The Bank of Canada left its overnight rate unchanged at 2.25% as expected. The accompanying statement revealed a central bank that is far less concerned about the recent rise in inflation than the headline numbers might suggest. While policymakers acknowledged that CPI inflation rose to 2.8% and is likely to hover around 3% in the near term, they repeatedly emphasized that higher energy prices are doing most of the work. In particular, BoC stressed that there has been “limited evidence of broad-based pass-through of higher energy prices to other consumer prices.”
The Bank’s assessment of the domestic economy remained cautious. It noted that first-quarter GDP contracted by 0.1%, housing activity declined, business investment remained weak and exports fell. While employment increased in May, policymakers pointed out that employment has been “little changed since the start of the year” and that the economy is expected to remain in “excess supply” even as growth resumes in the second quarter. Taken together, these comments suggest BoC still sees insufficient domestic demand pressure to justify tighter monetary policy.
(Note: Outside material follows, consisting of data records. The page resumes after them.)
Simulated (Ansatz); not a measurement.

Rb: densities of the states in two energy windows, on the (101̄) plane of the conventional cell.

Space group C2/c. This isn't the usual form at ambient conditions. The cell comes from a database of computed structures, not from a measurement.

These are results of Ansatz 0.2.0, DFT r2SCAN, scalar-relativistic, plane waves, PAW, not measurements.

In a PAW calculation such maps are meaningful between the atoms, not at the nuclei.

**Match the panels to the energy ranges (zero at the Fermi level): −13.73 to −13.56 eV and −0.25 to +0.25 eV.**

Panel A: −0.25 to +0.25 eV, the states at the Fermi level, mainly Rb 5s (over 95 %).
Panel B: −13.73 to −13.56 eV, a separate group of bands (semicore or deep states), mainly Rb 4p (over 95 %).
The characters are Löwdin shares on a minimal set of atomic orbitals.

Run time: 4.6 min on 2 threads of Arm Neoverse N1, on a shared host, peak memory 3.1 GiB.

That explains why policymakers are prepared to look through the current inflation surge. BoC explicitly stated that it is “continuing to look through the war’s near-term impact on headline inflation” even though oil prices are now roughly USD 10 per barrel above the assumptions in its April forecasts. At the same time, the Bank delivered a warning that it “will not let higher energy prices become persistent inflation.”
The message that BoC believes today’s inflation problem is largely imported through energy markets rather than generated by the Canadian economy itself, but it remains ready to act if those pressures begin spreading more broadly.